3. Things you think aren’t parallel are. Video games using modern graphics APIs are in fact able to exploit multicore CPUs. Browsers absolutely exploit multicore CPUs. Your system in general will exploit multicore CPUs so during general usage when you are doing more things and have more software running, single core performance will be hurt less. And so on.

Your email reader, word, youtube and IDE isn't likely to push the limits on any modern CPU, your video game is increasingly optimized around multiple cores because modern consoles ship with multi core cpu's and they need all the performance they can out of them. Only thing that might benefit from single cpu performance is probably your general python code.
Gmail and the IDE take ten seconds to load, while youtube is destroying any CPU to watch a 4k video (or 1080p on a battery saving laptop).
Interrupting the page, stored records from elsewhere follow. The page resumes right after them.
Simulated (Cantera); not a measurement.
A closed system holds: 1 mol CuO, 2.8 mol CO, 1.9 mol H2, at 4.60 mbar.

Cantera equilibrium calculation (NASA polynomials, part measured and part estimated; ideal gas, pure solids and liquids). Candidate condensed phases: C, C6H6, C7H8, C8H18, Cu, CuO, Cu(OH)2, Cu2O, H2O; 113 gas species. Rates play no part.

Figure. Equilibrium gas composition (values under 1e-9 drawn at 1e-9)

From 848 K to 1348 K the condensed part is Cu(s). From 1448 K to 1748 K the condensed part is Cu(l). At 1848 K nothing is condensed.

Youtube is possibly the single largest root cause for users upgrading laptops over the past 10 years. They made a silent transition to 60 FPS videos last year which cut hundreds of millions of users from watching HD.

Destroying CPU in some configurations....

https://www.youtube.com/watch?v=ef1wAfrMg5I is ~10% of 1 cpu on my desktop using chrome.

OTOH, I know what your talking about, my linux machine hates youtube, but that's because even with the chromium freeworld fork with some codec acceleration its still burning CPU like crazy.

So, a big part of this isn't a hardware problem so much as a software one combined with the constant fights over who's codec is the one true choice. AKA its a youtube and !windows/android+chrome problem.

> Gmail and the IDE take ten seconds to load,

Those tasks are IO-bound, not CPU-bound.

Your concerns have no basis whatsoever.

> Youtube is possibly the single largest root cause for users upgrading laptops over the past 10 years.

No one in the whole world feels the need to upgrade to a high-end workstation because of YouTube videos.

> The problem is a lot of tasks that people want their CPU to be fast at is exactly stuff that parallelizes almost embarrassingly well. Compiling code, video rendering, compressing files.

Compiling code isn't embarrassingly parallel unless you're building some project with lots of files from scratch. Video rendering and compression also don't benefit as well as you may think:

https://www.phoronix.com/scan.php?page=article&item=3900x-39...

Meanwhile, single-threaded performance affects pretty much 100% of what you do.

In the end, I don't think there's a big difference either way.

> Meanwhile, pointing at memory latency as the flaw in Ryzen has been a popular misdirection for a while now.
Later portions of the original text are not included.